A publicly-owned farm between Burnham-On-Sea and Weston whch is the size of 22 football pitches will be sold off by Somerset Council in a bid to balance its books.
The authority has been carrying out a review of its land, property and other assets which were inherited from the previous councils in May 2023 in response to its financial emergency being declared in 2023.
Central government has allowed the council to sell off these assets and use the proceeds from these sales to fund day-to-day services, under a ‘capitalisation directive’, with £36.9m of receipts being built into the 2024/25 budget.
The latest asset to be sold off will be East Farm in Lympsham, between Burnham-On-Sea and Weston-super-Mare, with the council seeking to sell off the farm buildings and part of the land for residential redevelopment. The farm lies on Purving Row to the east of the village, just north of the A370 which links Weston to Burnham-On-Sea’s M5 junction 22.
The farm occupies a total of 79.5 acres (around 32 hectares, or 45 football pitches) and includes a listed farmhouse and associated buildings. The farm was let to a tenant by the council until 2023, with the council securing planning permission in early-October 2025 to convert the agricultural buildings into houses.
The farmhouse and these new buildings will be sold on the open market, along with a small amount of agricultural land – with 40 acres (16 hectares, or nearly 23 football pitches) being retained for either active agricultural use or to deliver biodiversity improvements to offset new homes in the local area.
Felicity Haigh, the council’s lead surveyor for estates operations, says: “Our asset management strategy sets out an objective to ensure that our estate is financially sustainable, efficient, and effective.”
“In response to our requests for exceptional financial support, the previous government agreed a capitalisation directive and encouraged us to sell non-operational assets, along with commercial properties, and use the receipts to fund essential services.”

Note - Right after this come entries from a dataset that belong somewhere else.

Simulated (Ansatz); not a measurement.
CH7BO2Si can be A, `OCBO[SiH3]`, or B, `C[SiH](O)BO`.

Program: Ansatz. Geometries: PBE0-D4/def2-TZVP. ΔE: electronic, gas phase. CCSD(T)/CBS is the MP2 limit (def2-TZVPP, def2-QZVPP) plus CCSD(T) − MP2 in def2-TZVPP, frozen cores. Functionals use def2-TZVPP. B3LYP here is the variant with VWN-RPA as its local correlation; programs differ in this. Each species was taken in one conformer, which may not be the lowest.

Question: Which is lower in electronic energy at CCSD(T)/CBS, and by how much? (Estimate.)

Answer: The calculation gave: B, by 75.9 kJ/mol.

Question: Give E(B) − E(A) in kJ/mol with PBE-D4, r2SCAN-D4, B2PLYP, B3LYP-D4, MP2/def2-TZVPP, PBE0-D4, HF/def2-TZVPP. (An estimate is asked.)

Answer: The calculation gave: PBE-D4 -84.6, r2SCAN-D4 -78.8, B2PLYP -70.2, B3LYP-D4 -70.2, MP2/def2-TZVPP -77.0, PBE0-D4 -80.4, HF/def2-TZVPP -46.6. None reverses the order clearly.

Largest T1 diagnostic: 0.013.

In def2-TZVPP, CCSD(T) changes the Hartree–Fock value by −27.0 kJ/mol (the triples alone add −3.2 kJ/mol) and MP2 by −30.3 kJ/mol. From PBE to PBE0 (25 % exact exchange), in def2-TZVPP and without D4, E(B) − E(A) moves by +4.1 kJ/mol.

“As a result of our financial position, and reliance on a capitalisation directive, we are committed to a rationalisation of our property and land portfolio, reducing holding and management costs and achieving capital receipts.”
“The estimated receipt is considered to be commercially confidential to ensure that we obtain the best market value for this and other future disposals, and to protect the confidential commercial interests of the buyers.”